At a time when end markets are splintering and more designs are unique, chiplets are viewed as a way to rapidly build a device using exactly what is required for a particular application. They can be chosen on the basis of cost, performance, power, or just about any other metric, providing there are one or more standardized interconnect schemes in place. And they can be used to supplement a vendor’s own IP or design, so there is little worry about the lack of differentiation.

Chiplets also go a long way toward solving one of the biggest problems in advanced packaging, namely there are just too many of them. The OSATs, IDMs and foundries each have their unique approaches, and some have several. That has cluttered the field and created confusion about which one is best for which application.

Chiplets are a way to simplify all of this, and to extend the semiconductor roadmap for increased performance and lower power without putting everything on a planar die. It’s faster to build a device with chiplets, potentially much cheaper, and performance is expected to be greater than, or equal to, current approaches because there is no limit as to how many different processing elements or memories can be slapped together.

The real key is how to put those chiplets together. There already are a number of schemes for this, and there likely will be more. Intel, for example, offers multiple options, from the network-on-chip it acquired when it bought NetSpeed Systems, to its Embedded Multi-die Interconnect Bridge (EMIB). Samsung has been developing a similar technology in the redistribution layer.

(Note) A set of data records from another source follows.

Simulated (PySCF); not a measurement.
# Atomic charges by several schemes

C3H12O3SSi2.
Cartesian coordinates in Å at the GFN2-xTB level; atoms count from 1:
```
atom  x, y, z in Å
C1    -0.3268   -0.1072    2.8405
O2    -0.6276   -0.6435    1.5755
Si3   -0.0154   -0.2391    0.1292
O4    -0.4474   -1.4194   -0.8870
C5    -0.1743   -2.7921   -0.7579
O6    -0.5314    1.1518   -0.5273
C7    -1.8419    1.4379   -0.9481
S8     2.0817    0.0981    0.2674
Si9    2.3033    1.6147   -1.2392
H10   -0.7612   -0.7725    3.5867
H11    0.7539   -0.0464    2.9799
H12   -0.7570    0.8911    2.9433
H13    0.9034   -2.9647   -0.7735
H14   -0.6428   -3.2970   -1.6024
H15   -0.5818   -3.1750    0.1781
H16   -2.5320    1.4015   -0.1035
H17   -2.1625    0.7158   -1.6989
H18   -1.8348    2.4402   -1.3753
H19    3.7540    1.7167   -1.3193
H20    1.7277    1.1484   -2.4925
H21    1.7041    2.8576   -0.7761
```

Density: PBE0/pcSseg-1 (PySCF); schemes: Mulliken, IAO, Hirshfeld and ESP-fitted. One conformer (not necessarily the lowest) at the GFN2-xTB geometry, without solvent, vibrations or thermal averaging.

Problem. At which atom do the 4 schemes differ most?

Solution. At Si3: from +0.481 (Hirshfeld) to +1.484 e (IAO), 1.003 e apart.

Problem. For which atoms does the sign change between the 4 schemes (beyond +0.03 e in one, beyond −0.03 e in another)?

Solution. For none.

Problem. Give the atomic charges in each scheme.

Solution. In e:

OSATs and pure-play foundries, meanwhile, have been focusing on 2.5D and fan-out implementations, as well as some 3D-IC prototypes. TSMC even has a plan to build chiplets into the die at the front end of the line, using a hybrid bonding approach to ratchet up performance. TSMC’s SOIC is a totally different way of thinking about the problem of scaling, because from the outside it will still look and behave like a single SoC.

What’s clear from all of this activity is that the whole industry is taking packaging very seriously these days, and the best way to improve yield in packaging is to have standardized parts and processes. Advanced packaging has been well proven in the market over the past dozen years. And ever since the benefits of scaling began plummeting at 10nm, chipmakers really began changing course and supplementing feature shrinks with multi-die packages. At 5nm, this will be routine.

IEEE has been developing a new roadmap involving heterogeneous integration, and a key piece of that will involve chiplets. It is the only conceivable way to continue achieving the benefits of scaling for a reasonable amount of money and within an acceptable market window. Not everything needs to be developed at the latest process node, and not everything developed at the latest node will be ready at the same time.

If all goes as planned, the effect of all of this will be to democratize advanced packaging, opening up opportunities for smaller companies to compete based upon chiplets rather than full chips. And in a world where many of the hot new markets are still evolving, chiplets could allow companies to update a device to take advantage of a new spec or algorithm by changing out a single hardened part, rather than redesigning the entire device.

This may start out as a single foundry or packaging house’s list of acceptable IP, yet it won’t be long before designs can be customized for different applications, different regions, and different price points. But as this approach evolves, it also will change some of the fundamentals of the semiconductor industry. In the past, getting to market first with the fastest or lowest-power solution was the primary objective, often regardless of the cost. In the future, races will become much tighter, and key pieces of IP in the form of chiplets may come from anywhere.

The beginning of mass customization is on the horizon, and the implications of that are massive.



2 comments

entropyfoe says:

What, no mention of the AMD Ryzen? This is the big success story in the chiplet market. The flexibility to add any number of 8 core chiplets give flexibility for 8, 16, 32, and 64 core CPUs. The current I/O chiplet is still on Global’s 12nm process, so there is another quick upgrade if they update the I/O chiplet to a 7nm process. With chiplets it is easy to mix and match and upgrade parts of the system for flexibility.

Ed Sperling says:

That’s one implementation. Intel is doing chiplets, as well. But the real boost for this market will come when there is a standard interconnect, which would work almost like an API in software. None exists yet.